New Brooklyn Blog on the Block: Brooklyn Mabel

You are going to love this blog. It’s called Brooklyn Mabel and it captures the many moods of Mabel, who is funny and shy—but not that shy. She’s also introspective and oh-so-neurotic.

She even wrote about birthing the blog:

Push………………………..!!!!!!!!!!!!!!!!!!! Puuuuuuuuuuuuuushhhhhhhhhh!!!!!!! Just
one more big push and she’s out!!! Congratulations, you’ve just given
birth to your first blog. Oh, my god, now what do I do? Do I have to
take care of it? Feed it? Pay attention to it when I’m tired and just
want to space out?

Why do people write blogs anyway? As soon as
I made the decision to write this blog it started freaking everyone
out. My 10-year-old son Trevor was stressing out, "Are you going to
write negative things about me? If I get in trouble are you going to
post it on your blog?" Trevor asked in a worried voice. I think he’s
scared that the whole frigging world is going to know about his self
conscious prepubescent life.

When I told my sister Wanda I was
writing a blog, she felt threatened. "That’s so selfish, why do people
write blogs? They should spend more time outside getting some exercise.
You’re just going to sit inside and be a shut in? What are you going to
write about? You want everyone to read about your life, your private
business? I hope this isn’t going to cut into our chatting time."

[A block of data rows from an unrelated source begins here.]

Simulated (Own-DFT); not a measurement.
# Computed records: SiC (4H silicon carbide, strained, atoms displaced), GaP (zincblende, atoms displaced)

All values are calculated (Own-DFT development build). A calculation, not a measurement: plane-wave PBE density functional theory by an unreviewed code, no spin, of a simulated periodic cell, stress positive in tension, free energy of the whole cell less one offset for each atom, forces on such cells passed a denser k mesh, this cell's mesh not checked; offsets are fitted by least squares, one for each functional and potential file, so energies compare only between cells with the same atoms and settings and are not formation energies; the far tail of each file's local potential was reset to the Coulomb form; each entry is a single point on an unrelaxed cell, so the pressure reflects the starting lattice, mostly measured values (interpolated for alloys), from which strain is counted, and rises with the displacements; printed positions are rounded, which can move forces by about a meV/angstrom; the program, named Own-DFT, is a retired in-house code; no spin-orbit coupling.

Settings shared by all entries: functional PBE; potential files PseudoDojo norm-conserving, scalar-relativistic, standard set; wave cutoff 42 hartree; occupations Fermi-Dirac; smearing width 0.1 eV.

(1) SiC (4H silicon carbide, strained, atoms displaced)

But Brooklyn Mabel is determined to blog. She comes from family of journalists and majored in journalism in college—and hated every minute of it. She even worked in public relations and advertising post college, which she detested.

But she’s a born writer and her blog covers many things, ncluding painful and honest stories about her mom, who has Alzheimers and lives in nursing home.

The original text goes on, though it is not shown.